A pair of issues garnered most of the attention and discussion as the association that represents rural municipalities in Alberta paid a visit to Ponoka County last week.
Representatives from the Alberta Association of Municipal Districts and Counties (AAMDC) stopped in for a chat with council during their regular meeting on Tuesday, May 10 and quickly found out many of the topics they brought to the table were already among the top issues the AAMDC has heard from other municipal members recently.
AAMDC president Al Kemmere, who is a councillor for Mountain View County along with director Earl Graham, who is deputy reeve for Clearwater County, AAMDC executive director Gerald Rhodes attempted to provide some answers to council about what’s happening around the province as well as what interests Ponoka County has.
The top two issues presented was the current promise that the provincial government will rework the Municipal Government Act (MGA) and what that will mean for counties plus the recent presentation to Ponoka County from the Canadian Association of Petroleum Producers (CAPP).
“We are expecting a shakedown from the province and some significant changes in the MGA,” stated Paul McLauchlin, Ponoka County Reeve.
“As well, the implication from CAPP about a two-to-one tax ratio was one that was not well received here.”
Kemmere told council he has heard a fairly consistent story from other members that CAPP has tried to guilt and shame municipalities using that ratio figure as a benchmark target.
“Our infrastructure takes a beating and the ongoing traffic just adds to it. The message to them though has been the same – sorry, but you’re having a big impact on our roads,” he said.
“Our biggest challenge is that there are different areas in the province that some municipalities are getting missed on seeing that type of resource revenue. It’s the same kind of conversation we had between normal livestock and intensive livestock operations. Something needs to be done similar to what some have as a gravel levy in order to make it more even throughout the province.”
As for the MGA discussion, McLauchlin said the speculation is out there that small urban municipalities are going to be told to partner or be forced to collaborate or amalgamate with rural municipalities to go along with some potential changes to the tax collection structure for counties.
“Duplication isn’t always needed and yes, we can collaborate on planning, but just like the AUMA (Alberta Urban Municipalities Association) we are just as frustrated that the limelight of the MGA discussion is taking place involving just two cities,” stated Kemmere.
“The government needs to be seen as more accessible and reaching out more.”
One other topic the AAMDC had yet to hear much about what the amount of tax owed to municipalities by resource companies falling into receivership and Ponoka County was wondering if there was some way to partner up with other rural counties that are in the same boat to save some legal costs.
“We have noted there are 11 other counties in the same boat as us and there is a concern that this is just the beginning,” said Ponoka County chief administrative officer Charlie Cutforth.

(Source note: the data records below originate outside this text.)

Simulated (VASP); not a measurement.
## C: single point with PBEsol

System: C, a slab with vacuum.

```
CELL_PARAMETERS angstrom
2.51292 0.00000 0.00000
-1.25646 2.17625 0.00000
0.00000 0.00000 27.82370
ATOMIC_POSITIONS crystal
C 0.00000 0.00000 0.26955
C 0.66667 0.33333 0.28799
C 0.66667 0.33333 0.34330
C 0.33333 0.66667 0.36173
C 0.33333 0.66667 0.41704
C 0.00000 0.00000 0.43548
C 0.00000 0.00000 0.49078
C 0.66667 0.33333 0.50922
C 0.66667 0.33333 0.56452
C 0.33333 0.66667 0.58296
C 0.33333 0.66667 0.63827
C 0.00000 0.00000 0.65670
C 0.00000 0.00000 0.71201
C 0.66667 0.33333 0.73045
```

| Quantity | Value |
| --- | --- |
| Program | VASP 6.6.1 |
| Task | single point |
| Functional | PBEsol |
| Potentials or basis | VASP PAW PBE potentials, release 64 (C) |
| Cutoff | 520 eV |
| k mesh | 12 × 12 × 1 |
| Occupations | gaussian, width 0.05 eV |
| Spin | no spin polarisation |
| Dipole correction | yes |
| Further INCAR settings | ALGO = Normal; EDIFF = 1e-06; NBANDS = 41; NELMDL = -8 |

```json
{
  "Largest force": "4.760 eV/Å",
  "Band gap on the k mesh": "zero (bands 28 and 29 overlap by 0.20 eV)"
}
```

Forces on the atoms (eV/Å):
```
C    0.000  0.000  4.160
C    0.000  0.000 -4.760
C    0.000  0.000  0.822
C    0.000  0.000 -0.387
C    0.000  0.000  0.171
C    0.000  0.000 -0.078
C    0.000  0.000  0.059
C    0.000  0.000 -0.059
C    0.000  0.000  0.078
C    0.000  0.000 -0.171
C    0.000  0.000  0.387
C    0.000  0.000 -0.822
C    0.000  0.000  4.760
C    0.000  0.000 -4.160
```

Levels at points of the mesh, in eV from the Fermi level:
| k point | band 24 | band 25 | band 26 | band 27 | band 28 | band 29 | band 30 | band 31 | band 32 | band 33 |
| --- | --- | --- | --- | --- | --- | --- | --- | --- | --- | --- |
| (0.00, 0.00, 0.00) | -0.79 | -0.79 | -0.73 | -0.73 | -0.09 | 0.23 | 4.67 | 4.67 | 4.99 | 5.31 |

“Most of us are using the same legal counsel so somehow there has to be a way to collectively do that and not miss out on an opportunity to collect those taxes.”
All the AAMDC could suggest for that was to send the provincial government a list of those property taxes and ask that they look at forgiving the education portion so that maybe they would get the hint that something needs to be done. However, they did state they would look into it further.